The budget, adopted on the final day of the board’s weeklong regular mid-winter meeting, reflects the massive increase in the volume of immigration expected from the Soviet Union during the remainder of this year.

More than 8,000 Soviet immigrants arrived from Jan. 1 through Feb. 21. An influx of 10,000 a month is expected by June, if adequate transportation is available, agency officials said.

Vice Premier Shimon Peres, one of the main speakers at the closing session, predicted that the Soviet authorities would approve direct flights from Moscow to Tel Aviv as diplomatic relations improve between Israel and the Soviet Union.

That, in turn, depends on positive developments in the peace process, Peres stressed. “Peace and immigration are complementary, not contradictory,” he added.

The chairman of the Board of Governors, Mendel Kaplan, painted a rosy picture of absorption prospects for Soviet olim.

“There has never been a more effective framework for absorption,” Kaplan said in an interview with the Jewish Telegraphic Agency.

The ministerial aliyah committee is working “very well,” and there is full cooperation between all the parties involved in aliyah, he said.

Kaplan said one of the keys to successful absorption is decentralization and privatization. He explained that every immigrant family receives the equivalent of $11,000 a year to purchase the necessary goods to start a new life.

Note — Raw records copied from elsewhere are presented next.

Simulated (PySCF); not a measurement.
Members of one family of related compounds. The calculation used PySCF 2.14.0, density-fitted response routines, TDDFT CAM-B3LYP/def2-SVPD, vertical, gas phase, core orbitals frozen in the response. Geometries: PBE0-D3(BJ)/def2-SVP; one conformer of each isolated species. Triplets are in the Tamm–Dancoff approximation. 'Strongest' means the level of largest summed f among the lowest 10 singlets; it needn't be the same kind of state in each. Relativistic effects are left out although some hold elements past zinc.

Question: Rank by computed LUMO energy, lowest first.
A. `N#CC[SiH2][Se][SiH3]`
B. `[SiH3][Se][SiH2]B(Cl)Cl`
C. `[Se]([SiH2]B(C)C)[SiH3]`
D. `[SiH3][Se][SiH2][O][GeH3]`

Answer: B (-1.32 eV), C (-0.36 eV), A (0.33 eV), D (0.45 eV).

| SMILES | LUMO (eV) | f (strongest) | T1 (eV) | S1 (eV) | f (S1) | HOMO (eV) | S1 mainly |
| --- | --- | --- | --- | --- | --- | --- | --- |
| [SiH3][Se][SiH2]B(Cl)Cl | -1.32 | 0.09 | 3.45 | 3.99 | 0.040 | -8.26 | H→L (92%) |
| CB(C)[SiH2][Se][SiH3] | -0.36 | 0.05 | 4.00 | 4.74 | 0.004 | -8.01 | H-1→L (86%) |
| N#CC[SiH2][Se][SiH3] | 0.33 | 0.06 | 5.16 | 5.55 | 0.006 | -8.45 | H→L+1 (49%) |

35,000 IMMIGRANTS PROCESSED

The ultimate proof that direct absorption is working, said Kaplan, is that there are still 1,000 vacancies at the absorption centers, even though 35,000 immigrants will have been processed by the end of the current fiscal year on March 31, almost double the annual number in previous years.

He stressed, however, that continued success depends on three factors: the availability of housing; the strengthening of social services; and the creation of employment opportunities.

The last is the most problematic, Kaplan admitted. He recommended that job opportunities be tailored to the specific talents and skills offered by Soviet Jews.

Kaplan, nevertheless, is optimistic. He believes the construction industry will be boosted by housing starts — some 25 projects this year — and that the increased purchasing power of the immigrants will benefit the entire economy.

Of the $606 million budget for the 1990 fiscal year, which begins April 1, $200 million will go to the Immigration and Absorption Department.

Together with funds from other departments directed toward absorption needs, a full 70 percent of the agency’s budget will go for that purpose, Kaplan said, three times more than was spent in the past.

Kaplan dismissed suggestions that American Jewry has been slow to respond to the challenge of the immigration wave. “It took Israelis until December to understand the scope of this aliyah, so it took the Diaspora another month,” he said.